This project looks at a dataset based on Costa Rican neighborhoods to determine which common non-econometric factors can help best predict poverty. This can help donors allocate aid more efficiently and can help identify signs of poverty for early intervention. The final deliverable of this project is a Heroku hosted web application that allows interested donors to input relevant non-ecnometric features for a household into a form and returns the level of vulnerability to poverty that household is predicted to have.
To view the application, go here: https://poverty-predictor.herokuapp.com/
The stages of this project included exploratory data analysis to get a sense of relevant features and relationships between features, building a classification machine learning model, exploring deep learning techniques and build scaled versions of both in order to handle large volumes of data that may arise in the future. The final stage involved developing the API and the actual interface for the web application.
The analysis of the data showed that the size of a household, years of schooling and monthly rent payments correlated with certain levels of poverty. These factors, alongside with other factors made available about the conditions of the homes in these Costa Rican neighborhoods, can help us predict poverty using Machine Learning tactics. From the exploratory data analysis, the best features to predict poverty are related to education, number of children and size of the household.
A prototype was built using a pipeline to see which classification algorithms generated the highest accuracy (scoring was based on the accuracy_score function). The classification algorithms used were: DecisionTreeClassifier, RandomForestClassifier, XGBClassifier, LogisticRegression, KNeighborsClassifier and SVC.
The RandomForestClassifier had the highest accuracy score across all folds (5 folds were created using KFolds). Hyperparameter tuning was performed on certain parameters of the RandomForestClassifier model to determine the optimal configuration of the algorithm for this particular dataset. The RandomForestClassifier was fitted with a constrained max_depth of 15 to prevent overfitting. The number of trees, or n_estimators, was set to a very high number, 350, in order to get the best accuracy possible while minimizing overfitting.
An Artificial Neural Network was built using the Keras module. Prototyping was done using the keras wrapper that allows us to leverage scikit-learn. Twenty iterations of the neural network were performed in order to find the optimal batch_size, epochs, and activation functions, loss and optimizers. The use of GridSearchCV was avoided for the sake of learning purposes (to understand how different batch_size and epochs impacted the accuracy, in particular), but can be used if there are GPUs available to speed up the iterative prototyping of this neural network.
Ten folds were used (leveraging the same KFolds package that was used in the machine learning model) for cross-validation of the model. The model was quite well fitted, as the testing and training accuracy scores had less than a 2% delta. Further optimization can explored with the use of GPUs in order to speed up the learning process.

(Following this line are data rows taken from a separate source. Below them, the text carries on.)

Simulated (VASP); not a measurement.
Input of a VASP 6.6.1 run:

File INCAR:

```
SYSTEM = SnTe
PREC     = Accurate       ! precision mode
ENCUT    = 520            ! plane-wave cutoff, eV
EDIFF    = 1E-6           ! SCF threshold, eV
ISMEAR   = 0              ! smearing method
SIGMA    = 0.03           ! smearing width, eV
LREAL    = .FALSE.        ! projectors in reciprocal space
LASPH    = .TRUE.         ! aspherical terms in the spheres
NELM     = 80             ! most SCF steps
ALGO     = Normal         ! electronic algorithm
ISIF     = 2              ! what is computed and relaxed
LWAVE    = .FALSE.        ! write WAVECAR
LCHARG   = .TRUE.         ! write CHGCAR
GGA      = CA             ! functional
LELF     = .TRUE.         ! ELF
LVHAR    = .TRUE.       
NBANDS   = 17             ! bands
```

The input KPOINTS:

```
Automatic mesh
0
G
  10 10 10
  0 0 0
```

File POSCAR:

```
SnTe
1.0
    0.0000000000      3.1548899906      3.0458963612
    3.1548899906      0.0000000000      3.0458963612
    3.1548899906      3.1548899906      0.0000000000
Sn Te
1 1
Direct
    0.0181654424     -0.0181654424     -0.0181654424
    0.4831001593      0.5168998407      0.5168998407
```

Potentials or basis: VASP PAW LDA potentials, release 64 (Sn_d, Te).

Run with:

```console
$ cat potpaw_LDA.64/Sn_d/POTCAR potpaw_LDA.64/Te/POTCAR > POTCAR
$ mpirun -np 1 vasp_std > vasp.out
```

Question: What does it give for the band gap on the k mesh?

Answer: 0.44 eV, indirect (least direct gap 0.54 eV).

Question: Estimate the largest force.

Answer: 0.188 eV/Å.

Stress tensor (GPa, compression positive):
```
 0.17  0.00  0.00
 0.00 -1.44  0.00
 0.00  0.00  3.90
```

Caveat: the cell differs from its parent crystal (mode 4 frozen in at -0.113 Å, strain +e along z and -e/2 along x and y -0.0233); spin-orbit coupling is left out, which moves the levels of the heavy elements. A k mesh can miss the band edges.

Dask was used to scale the machine learning prototype to make it faster on larger datasets (particularly the test dataset, which is 2.5 times larger than the train data set). The Dask module was used to recreate the same RandomForestClassifier algorithm that was successful in the final machine learning model, as well as the Artificial Neural Network that was successful in the final deep learning model.
This application was created with Flask and deployed through Heroku. The target audience for the initial phase of the application is foreign aid donors. The purpose of the application is to help donors determine how dire the need of a household is by using non-econometric factors to predict the household's vulnerability to poverty. There are certain restrictions around the types of values that one can input (must be positive float values) and some calculations happen in the backend to prevent the user from entering the same information in multiple ways (i.e. squaring a value, which can be done through calculations in the backend).
The future of this application includes adding tailored advice for the four different classes of need (extremely vulnerable, highly vulnerable, somewhat vulnerable, not vulnerable). This will make the information even more useful to donors because they can know what to do based on the prediction that comes from the data they put in. On top of this addition, the app can also suggest other households in a given area (which can be added to the form) that may be in more need of financial aid, if the household that the donor put in is Not Vulnerable or only Somewhat Vulnerable. The system can then automatically prioritize high needs households.
The next phase of this application is to integrate active learning. This would require us to add a database into the backend that can store new user inputted data, as well as the predictions that the machine learning model has made. Every three months, or certain number of submissions, we can validate the results of the model and see if the model needs to be retrained. If not, we can actively start inputting user submitted data so that it adds on to our data source, and retrain the model to improve the accuracy of the results, as well as help reduce overfitting. These two phases can build a more robust, user friendly and helpful aid allocation tool for donors.